March saw what could be the beginning of a rebound in the Chinese housing market. The average housing price across 70 cities may have fallen by 1.3% in March, but this still represented a gain of 0.2% on the February figure. It put an end to seven months of falling prices and was accompanied by a month-on-month increase in transaction volumes of more than 50%. Analysts saw it as evidence of Beijing’s stimulus measures having an effect.
“The increase in transaction volumes are a direct result of measures that the government has taken, which have substantially improved affordability for mass market housing,” said Michael Klibaner, national director and head of research for Jones Lang LaSalle in Shanghai. “Specifically, lower downpayments, lower interest rates, increased access to public housing funds, lower taxes and transaction costs.”

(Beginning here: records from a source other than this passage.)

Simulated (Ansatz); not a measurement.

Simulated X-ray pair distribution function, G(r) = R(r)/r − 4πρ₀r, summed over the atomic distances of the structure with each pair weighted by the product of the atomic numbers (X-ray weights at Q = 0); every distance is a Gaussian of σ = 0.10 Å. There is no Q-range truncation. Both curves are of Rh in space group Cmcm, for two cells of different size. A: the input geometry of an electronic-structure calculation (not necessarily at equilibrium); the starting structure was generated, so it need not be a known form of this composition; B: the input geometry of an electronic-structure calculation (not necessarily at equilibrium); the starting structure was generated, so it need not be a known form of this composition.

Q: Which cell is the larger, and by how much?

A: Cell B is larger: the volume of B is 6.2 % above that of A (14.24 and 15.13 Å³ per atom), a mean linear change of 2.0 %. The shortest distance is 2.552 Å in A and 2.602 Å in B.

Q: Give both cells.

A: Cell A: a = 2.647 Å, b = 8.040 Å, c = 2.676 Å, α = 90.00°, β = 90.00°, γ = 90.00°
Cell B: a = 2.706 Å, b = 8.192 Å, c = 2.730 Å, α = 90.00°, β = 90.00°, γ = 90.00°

These measures, combined with price cuts, have released pent-up demand from potential buyers sidelined by higher housing prices in 2008, said Carol Wu an analyst with DBS Vickers in Hong Kong.
The buyers are different from those who led the market before. Previously, sales were driven by investors purchasing second or third homes as investments. Now, purchasers tend to be real end-users: people buying their first homes or those upgrading to newer or larger units. This can be seen by the locations of housing projects that are selling, according to David Ng, head of regional property research for Royal Bank of Scotland. “Projects doing well are those that offer existing utilities and established facilities rather than a future concept like opening the subway five years from now,” he said. “Those things attract speculators.”
But don’t expect to see a host of mass-market housing projects going up in response to better sales. Developers are being cautious and working on getting rid of their current inventories before beginning new projects. Where there is new construction, Klibaner expects it to focus on the subsidized housing market.
“Nine percent of the stimulus plan was for this sector, so it’s a significant part of housing over the next two years,” he said. “But there hasn’t been that much transparency on how it’s going to be implemented.”
What’s also unknown is how long the current upturn in the housing market will last. “It’s hard to see such strong growth going into April, May and June,” said Wu. “It should slow down, but because the volume last year was quite weak, we’ll continue to see a volume increase over last year.”